With respect to the reforms proposed by the BBI, it is important to note that parchment prohibitions alone are not enough to secure and protect the fundamental rights of Kenyans. Like their counterparts in other African countries, Kenyans are frustrated with their political elites who have been negligent in safeguarding the rights of the masses and providing them with the wherewithal to create the wealth that they need to confront poverty and improve their living standards. While institutional reforms are critical for peace and security—as well as economic and social advancement of all Kenyans—in order for these institutions to perform their functions and advance the general welfare, Kenya must have “a virtuous public and virtuous leaders” or else the country will remain trapped in a state of political dysfunction and deteriorating economic conditions.
Mainstreaming the outcomes mindset of results-based financing

Today there are over 200 registered impact bond transactions globally and 19 transactions in low- and middle-income countries. Over the last decade, impact bonds have gained momentum through repeatedly demonstrating their effectiveness. The very first development impact bond (DIB) on girls’ education generated a more than 60 percent improvement in literacy outcomes in just three years in the Indian NGO Educate Girls’ program, demonstrating the power of simple performance incentives done right. This has grown interest and a community of believers.
These exciting results have unfortunately not led to the anticipated widespread adoption of impact bonds by governments. Since the inception of impact bonds, low- and middle-income country governments have participated as outcome payers in only seven projects globally. Governments have engaged at small scale—motivated by the reputational value of paying for results, the promise of matching donor funds, or the rare politicians’ and bureaucrats’ intrinsic motivation. Impact bonds are narrow innovation instruments, but government adoption is a challenge that also holds true for other simpler results-based financing (RBF) instruments that can be easily integrated in large-scale government delivery.
While impact bonds and RBF may sound complicated or exotic, they are about deploying simple, sensible, and performance-critical delivery management practices.
While impact bonds and RBF may sound complicated or exotic, they are about deploying simple, sensible, and performance-critical delivery management practices: Clarify, articulate, and incentivize target outcomes; provide necessary autonomy to front-line staff; measure progress; reward good performance; and repeat these steps. These practices are routine in high-performing organizations but are often lacking in many developing country governments that manage trillions of dollars of taxpayers’ money.

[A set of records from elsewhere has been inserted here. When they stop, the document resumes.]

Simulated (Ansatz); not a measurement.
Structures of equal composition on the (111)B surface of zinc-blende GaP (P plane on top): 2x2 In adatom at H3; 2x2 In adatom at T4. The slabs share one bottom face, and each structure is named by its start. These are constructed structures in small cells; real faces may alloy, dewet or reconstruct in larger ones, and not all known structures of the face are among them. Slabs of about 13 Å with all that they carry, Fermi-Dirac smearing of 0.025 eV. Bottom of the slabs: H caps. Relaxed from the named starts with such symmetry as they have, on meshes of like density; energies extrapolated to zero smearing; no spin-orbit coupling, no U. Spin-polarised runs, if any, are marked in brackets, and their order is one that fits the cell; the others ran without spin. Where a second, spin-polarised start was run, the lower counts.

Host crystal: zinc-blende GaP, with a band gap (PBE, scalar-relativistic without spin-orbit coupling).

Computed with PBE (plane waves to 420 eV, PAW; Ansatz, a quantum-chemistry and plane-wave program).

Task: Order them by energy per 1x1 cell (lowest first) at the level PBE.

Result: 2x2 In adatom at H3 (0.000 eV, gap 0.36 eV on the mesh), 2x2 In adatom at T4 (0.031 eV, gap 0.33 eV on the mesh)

While we should absolutely debate the mechanics of RBF (financial incentives are not always great, an overemphasis on measurement can sometimes be counterproductive, and so on), we must insist on dramatically accelerating the use of the type of citizen-centered program delivery that the RBF community is pursuing. According to a 2016 Harvard study, only three out of 102 developing countries surveyed are on track to building strong delivery capacity for basic services by the end of the 21st century. The urgent need for progress on critical local issues like inequality and global issues like climate, migration, and global security require us to change course.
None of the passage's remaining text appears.